Let $\Omega$ be a domain in $\mathbb R^2$ and $C$ be a smooth curve wholly contained in $\Omega$. Moreover, $C$ is parametrized by $x(t), y(t)$. If $Q: \Omega \rightarrow \mathbb R$ has continuous first-order partials, the directional derivative $D_n$ (in the direction of the unit normal) can be written as:
$$D_nu = u_{x} y' - u_{y} x'$$
I don't believe that it makes sense to have $\frac{\partial}{\partial x} D_nu$ or $\frac{\partial}{\partial y} D_nu$. But, if you look at $D_nu$ as a function of $t$, our parameter, then $\frac{\partial}{\partial x} D_nu = \frac{\partial}{\partial y} D_nu = 0$.
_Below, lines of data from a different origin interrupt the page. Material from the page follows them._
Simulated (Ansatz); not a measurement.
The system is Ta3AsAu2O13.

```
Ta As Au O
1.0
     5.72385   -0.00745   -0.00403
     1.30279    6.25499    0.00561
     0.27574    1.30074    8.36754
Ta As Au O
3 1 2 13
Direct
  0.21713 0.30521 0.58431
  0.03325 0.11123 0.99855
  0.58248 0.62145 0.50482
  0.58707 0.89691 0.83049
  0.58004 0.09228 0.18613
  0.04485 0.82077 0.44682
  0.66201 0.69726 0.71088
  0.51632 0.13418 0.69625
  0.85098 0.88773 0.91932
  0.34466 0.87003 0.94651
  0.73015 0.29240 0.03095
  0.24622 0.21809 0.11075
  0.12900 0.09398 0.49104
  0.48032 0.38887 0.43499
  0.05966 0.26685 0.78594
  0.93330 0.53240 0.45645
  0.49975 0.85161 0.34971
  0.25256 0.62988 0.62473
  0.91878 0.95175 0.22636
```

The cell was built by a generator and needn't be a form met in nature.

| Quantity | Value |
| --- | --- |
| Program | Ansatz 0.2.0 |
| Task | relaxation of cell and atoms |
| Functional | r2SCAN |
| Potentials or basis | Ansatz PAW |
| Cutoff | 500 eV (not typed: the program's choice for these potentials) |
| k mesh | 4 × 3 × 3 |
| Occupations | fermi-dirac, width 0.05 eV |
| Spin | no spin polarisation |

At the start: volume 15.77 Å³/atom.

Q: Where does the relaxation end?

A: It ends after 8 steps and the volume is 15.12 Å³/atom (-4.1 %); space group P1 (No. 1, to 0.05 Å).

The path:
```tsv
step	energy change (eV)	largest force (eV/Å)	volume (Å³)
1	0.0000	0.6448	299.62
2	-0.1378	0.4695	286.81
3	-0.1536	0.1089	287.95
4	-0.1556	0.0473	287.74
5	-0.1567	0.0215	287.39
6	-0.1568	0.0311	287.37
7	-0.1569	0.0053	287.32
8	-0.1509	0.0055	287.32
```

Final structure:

This question came up when I was doing the proof to show that a harmonic $u$ is infinitely differentiable. Suppose that $D$ is a Jordan domain inside $\Omega$. Via Green's identity:
$$u(x, y) = \frac{-1}{2\pi} \int_{\partial D} \text{ln}|(x, y) - \sigma(t)| D_nu - u(\sigma(t)) D_n \text{ln}|(x, y) -\sigma(t)| \space dt$$
Since the integrand is continuous, when we differentiate $u$ with respect to $x$, we can take the derivative operation inside the integral to yield .... Well, what do you have in $\frac{\partial}{\partial x} D_nu$?